“Nowadays everyone knows the price of everything, but the value of nothing.”
Today I write to you from the Noorderlicht after we’ve left a deeply barren island that’s pretty much the most northern part of our journey.
The island reminded me of a scene from the 1817 novel “Frankenstein” where the monster has chased its creator all the way to the Arctic circle, and murders him. In a Promethean gesture, we’re left with a sense that artificial life, the Arctic North, and the way stories are told all are revised in the epic tale of Shelley’s fevered imagination.
Between 1816 and 1817, while she was sojourning in the Swiss Alps, Mary Shelley wrote her classic book of fiction – “Frankenstein.” What interests me today after we’ve visited several fjords, and walked on the ice island of Chermsideoya between the Nordkappsundet sound near Beverlysundet is how eerily the region echoes a place that Shelley never visited, but was able to describe with immaculate accuracy. Throughout the day we’ve experienced extreme wind – solid gusts that are strong enough to hold you up if you lean into them, and wet enough to leave you feeling a damp ambient cold beneath your clothes. The weather was pretty much a solid wall of grey with gusts of wind, but basically the overall vibe was like a combination of a palette of subtle shades of grey sprinkled with white dust and invisible currents of wind dusting the stone gray rock filled beaches. There were no even surfaces, and very few places to escape the scouring wind. The meaning of place and geography, of metaphors that I’ve been looking for with sound in mind were shattered by the arrival of a symbol from the bloody history of the 20th century.

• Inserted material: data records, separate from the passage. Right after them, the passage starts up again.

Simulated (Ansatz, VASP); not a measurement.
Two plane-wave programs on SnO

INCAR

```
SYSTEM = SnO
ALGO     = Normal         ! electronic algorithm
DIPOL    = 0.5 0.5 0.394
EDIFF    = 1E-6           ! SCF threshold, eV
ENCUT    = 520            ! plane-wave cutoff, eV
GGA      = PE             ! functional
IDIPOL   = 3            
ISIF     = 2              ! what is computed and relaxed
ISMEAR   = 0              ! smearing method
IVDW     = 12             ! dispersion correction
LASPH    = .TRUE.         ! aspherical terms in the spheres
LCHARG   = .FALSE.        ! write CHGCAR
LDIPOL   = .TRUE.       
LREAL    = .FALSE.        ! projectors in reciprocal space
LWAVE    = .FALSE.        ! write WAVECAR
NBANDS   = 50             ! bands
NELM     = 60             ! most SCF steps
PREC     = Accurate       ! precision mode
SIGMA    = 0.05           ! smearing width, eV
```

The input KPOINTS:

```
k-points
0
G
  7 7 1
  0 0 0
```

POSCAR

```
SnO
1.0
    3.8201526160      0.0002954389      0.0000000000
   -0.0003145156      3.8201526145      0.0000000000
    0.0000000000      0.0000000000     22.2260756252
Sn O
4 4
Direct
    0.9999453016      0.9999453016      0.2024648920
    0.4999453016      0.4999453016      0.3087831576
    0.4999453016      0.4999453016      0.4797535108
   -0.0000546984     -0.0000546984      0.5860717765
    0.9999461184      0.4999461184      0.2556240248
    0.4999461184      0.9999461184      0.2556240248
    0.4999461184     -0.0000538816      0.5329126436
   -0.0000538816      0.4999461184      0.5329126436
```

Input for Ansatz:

At one point we found a swastika left by a previous expedition German soldiers during World War II who left a group of stones in the form of the dreaded symbol of Hinduism that the Third Reich reversed and made into the Swastika that we all know from the war. What made it so strange and surreal to see such a symbol of hate left on a remote beach of a desolate and bleak landscape is the eerie fact that the soldiers had left the symbol – a group of stones piled by hand – and that nothing had changed the landscape for over 60 years. Nearby, another group of stones had been laid by a Swedish ship that had navigated through the Beverlysundet in the 1890’s. It too had been left intact by the fierce wind. The beach was a kind of amber drop, that had captured a world war, a lost vessel, and a group of artists all within the space of a couple of feet. It left a strange impression on me: abnegation, death, an imaginary oasis in the wasteland of the deep north. Remember the words of the monster after the story’s infamous ending. I can only imagine the monster saying this from one of the peaks of Chermsideoya as he does in Shelley’s book: “I shall quit your vessel on the ice raft which brought me thither and shall seek the most northern extremity of the globe; I shall collect my funeral pile and consume to ashes this miserable frame, that its remains may afford no light to any curious and unhallowed wretch who may create such another as I have been. I shall die.”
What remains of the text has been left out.